Friday, 29 April 2016

Romans 15:25-28 – Works of compassion

Paul believed very strongly in what we could call mercy ministries. Before he would walk to Spain in the west, he was going to make another journey to the opposite end of the Mediterranean Sea, to Jerusalem in order to give practical help to the believers there. Paul had been gathering this great collection for a couple of years and he also mentions it in other New Testament letters that he wrote. Paul has some interesting comments to make about helping the needy.
First, Paul says we have an obligation to help poor Christians in other parts of the world. He mentions the contribution from the churches in Macedonia and Achaia – that would be the churches in Philippi, Thessalonica, Athens and Corinth and elsewhere – and commends them for providing part of the collection. Wherever he had gone in recent months, he had mentioned this collection that he was putting together. Of course, he knew that on one occasion all the leaders of the church had got together to discuss policy – we call the meeting the Council of Jerusalem – and they had specified that Gentile converts should remember the poor. It is safe to deduce that if a congregation ignores poor Christians it ceases to be a biblical church.
Second, Paul says an obligation in itself is not enough. In addition, there has to be a desire and a delight in participating in it. Merely doing it out of some sense of obligation was not in itself commendable to the Lord. As Paul stresses elsewhere when referring to this collection, the Lord loves a cheerful giver. And if we can borrow the insights of a fellow leader with Paul, we will observe that the apostle John states very clearly that those who express concrete brotherly love will enjoy great assurance of salvation as they make their way through life. He also says that its absence is a real cause of concern about the reality of a person’s faith in Jesus (1 John 3:16-20).

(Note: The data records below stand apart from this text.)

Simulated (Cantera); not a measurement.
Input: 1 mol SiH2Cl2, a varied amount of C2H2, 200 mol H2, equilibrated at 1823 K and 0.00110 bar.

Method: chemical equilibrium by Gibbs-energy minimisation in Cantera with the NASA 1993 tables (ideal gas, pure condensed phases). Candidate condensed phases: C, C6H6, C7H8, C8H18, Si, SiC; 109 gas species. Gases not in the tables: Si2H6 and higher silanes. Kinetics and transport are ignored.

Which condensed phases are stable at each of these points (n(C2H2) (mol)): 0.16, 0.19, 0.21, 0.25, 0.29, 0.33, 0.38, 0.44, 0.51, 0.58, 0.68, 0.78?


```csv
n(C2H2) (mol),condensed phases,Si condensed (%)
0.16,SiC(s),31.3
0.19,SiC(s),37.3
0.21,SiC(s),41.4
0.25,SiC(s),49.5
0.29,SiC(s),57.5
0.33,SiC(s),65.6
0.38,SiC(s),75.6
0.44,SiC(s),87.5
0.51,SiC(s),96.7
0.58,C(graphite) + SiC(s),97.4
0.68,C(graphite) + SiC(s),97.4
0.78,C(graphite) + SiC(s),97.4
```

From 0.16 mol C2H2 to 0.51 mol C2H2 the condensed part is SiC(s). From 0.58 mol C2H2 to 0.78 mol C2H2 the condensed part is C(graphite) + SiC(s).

Third, Paul had a spiritual reason why the Gentile churches should provide practical help for the poor saints in Jerusalem. He tells us the reason in verse 27 – the Gentiles have received spiritual blessing through the the church in Jerusalem, probably through what had happened there in the early days of the church. After all, those who commenced the church in Rome were probably converted on the Day of Pentecost because Rome is one of the places of origin mentioned by Luke in Acts 2. Because they had received spiritual help from Jerusalem, therefore they should send practical help to Jerusalem. I suppose Paul would say to us in the affluent West, ‘The poor Christians in other parts of the world are praying for you and God is answering their prayers for you, therefore you should send them practical help.’ Maybe he was dropping hints that the believers in Rome should adopt a project, such as helping him take the gospel to Spain.